Opinion: Leo's hopes the North can get a "soft Brexit" are wildly optimistic
Downing on Politics
Farmers more usually get up early in the morning. So, Leo Varadkar's campaign sound bite should not cause conflict between the agriculture sector and the incoming Taoiseach.
Mr Varadkar, whose mother grew up on a farm near Dungarvan, did actually cite agriculture in his policy priorities document launched just over a fortnight ago, on May 22, in the teeth of his campaign to win the big job.
Naturally, he led off with Brexit, but he also spoke of the future of EU farm payments as a new regime post 2020 looms into view, and the need to adapt Irish farming to meet climate change targets.
On Brexit he spoke of a pledge to "put the unique difficulties of the agriculture and food sector top of the agenda." He identified the need to protect Irish food exports to the UK from what is increasingly looking like "a hard Brexit" with some form of tariffs and border controls a very clear danger post 2019.
The whole thing takes on a deal of urgency with tough talk in London of storming off with "no deal - rather than a bad deal." That would mean World Trade Organisation rules and some very hefty tariffs inimical to trade and creating more fuss and expense to administer.
For the Taoiseach-designate the remedy would be an "EU-Britain Free Trade Agreement" post the divorce in April 2019. But that is all much easier said than done.

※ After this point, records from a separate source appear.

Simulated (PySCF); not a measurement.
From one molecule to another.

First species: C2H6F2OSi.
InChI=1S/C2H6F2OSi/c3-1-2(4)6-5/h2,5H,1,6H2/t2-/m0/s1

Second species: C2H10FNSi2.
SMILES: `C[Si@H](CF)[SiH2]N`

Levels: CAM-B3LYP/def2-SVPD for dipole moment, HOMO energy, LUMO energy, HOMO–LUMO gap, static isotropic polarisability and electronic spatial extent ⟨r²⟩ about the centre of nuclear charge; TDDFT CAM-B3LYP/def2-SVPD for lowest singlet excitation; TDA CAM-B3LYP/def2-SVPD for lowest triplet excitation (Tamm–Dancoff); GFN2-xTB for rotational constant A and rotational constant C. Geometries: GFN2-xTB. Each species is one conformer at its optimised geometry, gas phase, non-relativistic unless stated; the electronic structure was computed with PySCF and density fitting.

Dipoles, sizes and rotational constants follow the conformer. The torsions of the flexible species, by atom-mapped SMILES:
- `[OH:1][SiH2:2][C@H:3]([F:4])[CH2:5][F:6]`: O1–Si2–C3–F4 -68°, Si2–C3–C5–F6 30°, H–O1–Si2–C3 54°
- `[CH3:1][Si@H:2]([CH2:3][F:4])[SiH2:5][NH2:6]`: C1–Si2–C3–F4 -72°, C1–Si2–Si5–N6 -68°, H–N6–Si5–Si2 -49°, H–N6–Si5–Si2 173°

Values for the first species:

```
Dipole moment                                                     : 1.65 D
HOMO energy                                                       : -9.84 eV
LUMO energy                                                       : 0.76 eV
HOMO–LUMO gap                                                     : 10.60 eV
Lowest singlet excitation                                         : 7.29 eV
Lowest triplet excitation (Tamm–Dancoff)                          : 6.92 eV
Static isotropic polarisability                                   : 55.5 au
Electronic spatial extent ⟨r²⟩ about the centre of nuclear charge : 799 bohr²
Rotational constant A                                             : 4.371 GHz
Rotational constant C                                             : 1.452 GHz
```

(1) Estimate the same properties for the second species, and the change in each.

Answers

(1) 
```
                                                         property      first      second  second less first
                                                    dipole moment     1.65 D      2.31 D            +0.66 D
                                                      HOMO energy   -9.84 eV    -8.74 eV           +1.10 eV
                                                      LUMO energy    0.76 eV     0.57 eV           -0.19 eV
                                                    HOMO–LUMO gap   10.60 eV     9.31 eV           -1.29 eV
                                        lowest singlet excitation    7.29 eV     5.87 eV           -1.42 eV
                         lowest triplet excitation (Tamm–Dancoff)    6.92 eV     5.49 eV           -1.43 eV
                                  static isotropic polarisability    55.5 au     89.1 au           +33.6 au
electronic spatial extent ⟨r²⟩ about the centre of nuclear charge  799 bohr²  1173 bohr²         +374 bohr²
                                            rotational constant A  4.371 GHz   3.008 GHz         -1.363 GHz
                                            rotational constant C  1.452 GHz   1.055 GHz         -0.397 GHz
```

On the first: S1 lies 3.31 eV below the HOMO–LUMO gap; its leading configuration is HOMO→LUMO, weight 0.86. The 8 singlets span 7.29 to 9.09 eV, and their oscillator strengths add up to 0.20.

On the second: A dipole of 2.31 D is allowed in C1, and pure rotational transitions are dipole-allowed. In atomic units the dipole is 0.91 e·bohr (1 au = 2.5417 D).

Matters might be helped by the British general election on Thursday. But that assumes a stronger majority for Prime Minister Theresa May, something which at time of writing appears to be a big assumption.
More generally, the election of Emmanuel Macron as French president and the completion of parliamentary elections in France should calm things. German elections due in September will not impact on Brexit as the two big groupings there are on the same page about the EU.